The Universal Story

The First Stars: Jewels in the Night

After a slumber, the Universe rewakes;
ready to warm and shine once again.


The Universe is now cold and lumpy. The thin gas of the dark ages. leftover from the Big Bang has clumped into small regions which have started to form some structure. Over time these will become the stars in our night sky. A Universe we’d recognize is finally starting to form. Let’s dive in, to the early Universe.


The First Stars and Galaxies: How and when?

A picture outlining the history of the Universe. Lots of crazy stuff happens around the Big Bang and straight after. Then, eventually, it fades all entirely to black. The first stars and galaxies happen about 500 million years into the start of the Universe.

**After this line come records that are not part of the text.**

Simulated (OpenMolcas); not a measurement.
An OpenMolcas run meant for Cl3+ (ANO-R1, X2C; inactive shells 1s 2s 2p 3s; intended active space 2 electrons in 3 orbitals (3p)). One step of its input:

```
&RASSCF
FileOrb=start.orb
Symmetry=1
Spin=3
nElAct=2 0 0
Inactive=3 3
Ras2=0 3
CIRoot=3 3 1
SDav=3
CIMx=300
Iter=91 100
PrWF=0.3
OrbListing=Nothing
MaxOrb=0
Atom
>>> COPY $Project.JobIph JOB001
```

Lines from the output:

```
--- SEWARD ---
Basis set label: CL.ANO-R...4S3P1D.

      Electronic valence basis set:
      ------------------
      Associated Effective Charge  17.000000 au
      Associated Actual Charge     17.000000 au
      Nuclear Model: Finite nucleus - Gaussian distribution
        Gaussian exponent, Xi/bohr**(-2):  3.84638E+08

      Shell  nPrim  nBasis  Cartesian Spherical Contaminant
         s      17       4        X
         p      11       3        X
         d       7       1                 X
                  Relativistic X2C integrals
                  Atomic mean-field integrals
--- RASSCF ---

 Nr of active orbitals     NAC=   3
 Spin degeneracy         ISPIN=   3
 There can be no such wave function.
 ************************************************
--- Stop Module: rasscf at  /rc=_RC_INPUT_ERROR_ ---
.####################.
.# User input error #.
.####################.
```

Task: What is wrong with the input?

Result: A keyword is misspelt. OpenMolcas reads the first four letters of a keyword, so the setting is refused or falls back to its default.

Stars all form the same way. They start with enormous clouds of gas spread out across billions of kilometers. Gravity then works on these clouds by pulling the bits of gas in the cloud together into clumps, the same way it pulls a leaf off a tree towards the ground. The difference is that the clouds in space are much less dense than the Earth, so it takes much longer for them to clump together, often millions of years.

Once gravity has pulled enough gas together, it starts to burn and turn into a star. As more dust comes together, the center of the cloud starts getting denser as gravity pulls it together more tightly. Over time, millions of years, the center of the star starts to get really hot – similar to the center of the Earth. Eventually, gets much much hotter – hot enough to essentially start a nuclear reactor. Except, the nuclear reactor is a bit different to the ones we’ve built on Earth – instead of splitting atoms, it combines them under extreme temperature and pressure. At their most simple, stars are just big nuclear explosions formed from gravity squeezing gas together until the star uses up its fuel and burns out.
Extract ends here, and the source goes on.